Best data structures to store overlapping intervals?

Question

I have different time intervals (contains partial or full overlaps). I provided the sample input and output so that it would be easy to understand.

Sample Input-1: [1-5, 2-3, 3-5, 3-5, 3-6]

Sample Output-1: [(1-2):1, (2-3):2, (3-5):4, (5-6):1]

The above output informs that, for the interval (1-2), there is only one interval (among given inputs) that overlaps. for the interval (2-3), both inputs 1-5 and 2-3 overlap. and so on.

I did a search and found that an interval tree (with slight modifications) could be the best match to store and produce this output. I am here to hear the other's opinion on which could be the more suitable data structure for my use case.

PS:

I don't wish to update/read/delete the tree. Just insert the interval and flat that tree similar to the sample output.

Sample Input-2: [1-2, 3-4, 5-6]

Sample Output-2: [(1-2):1, (3-4):1, (5-6):1]

Sample Input-3: [1-3, 3-4, 5-6]

Sample Output-3: [(1-3):1, (3-4):1, (5-6):1]

Sample Input-4: [1-4, 3-4, 5-6]

Sample Output-4: [(1-2):1, (3-4):2, (5-6):1]

Answer 1

Copy all interval endpoints to a single array, together with a start/end flag and sort on increasing times.

Sample Input-1: [1-5, 2-3, 3-5, 3-5, 3-6]

Sorted list: [1+, 2+, 3-, 3+, 3+, 3+, 5-, 5-, 5-, 6-]

Now by traversing the sorted list, you directly know the numbers of overlapping intervals: [<1:0,1:1,2:2,3:4,5:1,>=6:0] (equal values have been merged).

Answer 2

You can compute the desired output in time $O(n \log n)$, where $n$ is the number of intervals, without any advanced data structure.

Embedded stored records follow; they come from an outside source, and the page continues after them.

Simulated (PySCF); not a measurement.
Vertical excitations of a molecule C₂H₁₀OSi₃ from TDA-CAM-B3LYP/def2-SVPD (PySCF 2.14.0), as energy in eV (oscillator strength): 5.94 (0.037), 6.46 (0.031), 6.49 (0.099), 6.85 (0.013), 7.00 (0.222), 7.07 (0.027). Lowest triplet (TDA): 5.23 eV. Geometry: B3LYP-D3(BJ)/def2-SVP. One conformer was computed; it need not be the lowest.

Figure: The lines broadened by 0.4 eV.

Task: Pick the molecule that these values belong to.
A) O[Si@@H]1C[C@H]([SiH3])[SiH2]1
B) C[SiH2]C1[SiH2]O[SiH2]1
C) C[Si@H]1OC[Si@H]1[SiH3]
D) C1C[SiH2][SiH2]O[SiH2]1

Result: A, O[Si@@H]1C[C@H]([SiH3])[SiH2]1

For the sake of simplicity suppose that there are no intervals of length $0$ and that the set of all endpoints of the intervals is $\{1,2,\dots,k\}$ with $k=O(n)$. This can be guaranteed w.l.o.g. by performing coordinate compression (sort the times, remove the duplicates, and replace each occurrence of a time $t$ with the rank $r_t$ of $t$. This rank $r_t$ also allows you to recover the original time once you are done) which ensures $k \le 2n$.

Sort the intervals twice, once by their starting time and once by the ending time (this requires time $O(n \log n)$). For each $i \in \{1,\dots,k\}$ let $B_i$ (resp. $E_i$) be the number of intervals that begin (resp. end) not later than point $i$. All $B_i$ and $E_i$ can be found in time $O(n)$ by a linear scan of the sorted intervals.

The output consists of one interval $(i, i+1)$ for each $i \in \{1,\dots,k-1\}$ . The number of input intervals that intersect $(i, i+1)$ is exactly the number of intervals that are "alive" at time $i$, i.e., that begin at some time $\le i$ and end at some time $> i$. Those are exactly $B_i - E_i$.

If the times are integers and their absolute value is upper bounded by $n^k$, for some constant $k$, the sorting step can be performed using the Radix Sort algorithm. This lowers the overall running time to $O(n)$, which is optimal.